Briefly describe the work you do.
In recent works, I challenge modalities of identification with the encompassing human need for a told story. My method of live story telling allows me to wrap myself in words to the exclusion of the audience. I strategically mediate a fragmented stream of communication, placing the viewer in a vulnerable position of not knowing everything needed for the intended situation, providing a glimpse into the discomfort of inaccessible knowledge. I work on my art with the knowledge that life is a temporally based venture. As the inferior director of an uncontrollable presence, I document and sculpt narrations that question the audacity of those in the position to construct and impose social distortions. My work reorients what I perceive as the disorientation that has taken over the daily life of tolerating oneself.

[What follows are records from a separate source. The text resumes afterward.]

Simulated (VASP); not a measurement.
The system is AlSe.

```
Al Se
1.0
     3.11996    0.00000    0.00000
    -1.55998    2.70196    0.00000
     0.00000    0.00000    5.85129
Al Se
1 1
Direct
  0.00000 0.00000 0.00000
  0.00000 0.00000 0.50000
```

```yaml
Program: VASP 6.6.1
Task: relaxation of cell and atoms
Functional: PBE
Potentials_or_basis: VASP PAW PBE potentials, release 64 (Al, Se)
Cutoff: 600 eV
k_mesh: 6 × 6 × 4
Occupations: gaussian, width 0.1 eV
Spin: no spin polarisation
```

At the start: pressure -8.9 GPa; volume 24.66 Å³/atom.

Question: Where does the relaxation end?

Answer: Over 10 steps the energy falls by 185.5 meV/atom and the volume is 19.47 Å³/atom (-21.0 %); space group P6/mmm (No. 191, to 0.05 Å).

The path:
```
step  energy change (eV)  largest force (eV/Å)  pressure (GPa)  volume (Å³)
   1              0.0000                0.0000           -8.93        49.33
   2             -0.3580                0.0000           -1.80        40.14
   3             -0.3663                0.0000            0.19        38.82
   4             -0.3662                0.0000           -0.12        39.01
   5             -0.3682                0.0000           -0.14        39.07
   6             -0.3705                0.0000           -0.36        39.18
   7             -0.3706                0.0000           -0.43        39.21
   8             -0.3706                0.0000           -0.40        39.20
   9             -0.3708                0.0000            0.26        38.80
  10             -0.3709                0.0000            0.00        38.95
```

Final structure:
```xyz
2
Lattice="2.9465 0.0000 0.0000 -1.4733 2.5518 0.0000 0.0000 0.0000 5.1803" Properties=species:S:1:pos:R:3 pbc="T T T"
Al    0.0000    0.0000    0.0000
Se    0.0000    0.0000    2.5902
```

Tell us a little about your background and how that influences you as an artist.
I come from East L.A. and I like to do full marathons. I come from a world where accessibility to anything was a big concern and affected my upbringing enough so, that it still plays a role in my being a disjointed artist.
The concept of the “artist studio” has a broad range of meanings, especially in contemporary practice. The idea of the artist toiling away alone in a room may not necessarily reflect what many artists do from day to day anymore. Describe your studio practice and how it differs from (or is the same as) traditional notions of “being in the studio”.
I go to Mexico as much as I can and get inspired by listening to stories of my family and ride horses at the ranch with the cowboys. I also work a lot on my ideas while I run long distances through busy city streets and keep my heart healthy.
What unique roles do you see yourself as the artist playing that you may not have envisioned yourself in when you first started making art?
I hadn’t considered the responsibility aspect of undertaking the role of an artist. I felt it with children, when I used to teach art and mentor kids from my neighborhood. I saw how fruitful it was to them to spend time with me showing them museums and do things painterly or sculpturally and give them an idea of what they are capable of. I hadn’t considered the responsibility in relation to other adults, professors, viewers, or fellow contemporaries. As Spiderman’s uncle so eloquently phrased it, “ … With great power comes great responsibility.
When do you find is the best time of day to make art? Do you have time set aside every day, every week or do you just work whenever you can?
The best time of day to work is when no one is around. I am easily distracted by casual conversations. I come into my studio either in the early morning or late into the night. I am in my studio in between as well, but usually I am writing or flipping through library books.
How has your work changed in the last five years? How is it the same?
Five years ago, I was working for other artists in their studios as a mold making and casting assistant. I had no time or mental energy to focus entirely on my work. What has changed most is the amount of attention I am able to give to my work. Prioritizing my work over other various life related matters has been a great benefit in progressing and furthering my growth as an artist.
Are there people such as family, friends, writers, and philosophers or even pop icons that have had an impact on the work you do?
Since I was a kid I have been inspired by a few artists, some are, Liza Minnelli, Richard Pryor, Maria Felix, Yoko Ono, Ann Hamilton, and Bette Davis. I also read a great deal of Russian literature, Japanese fiction from the 60s and 70s, and Kundera. I have a very supportive family and life long friends spanning from the west coast and the east, south of the border and across the Pacific Ocean. Of all places, I found an awesome person just a few blocks away from my house in Tucson who fully understands me and completely supports my work.
If you had an occupation outside of being an artist, what would that be and why?
I don’t see being an artist solely as an occupation. It encompasses many things and jobs. I would pursue a more lavish private session training program for upscale marathon runners.
Carolina Maki Kitagawa (b. 1982) is a multi-disciplinary artist whose work employs video, sculpture, performance, and drawing. In her recent work Carolina examines absence, love and deviations from conventions of social behaviors; within this, she concentrates on moments of failure, flirtation, and awkwardness. Carolina currently resides in Tucson where she an MFA candidate in performance, ceramics, and sculpture at the University of Arizona. Carolina exhibits her work both locally and nationally, including a recent exhibition at Cathouse FUNeral Gallery in Brooklyn, NY. Most recently she won an honorable mention in the October 2014 issue of Sculpture magazine.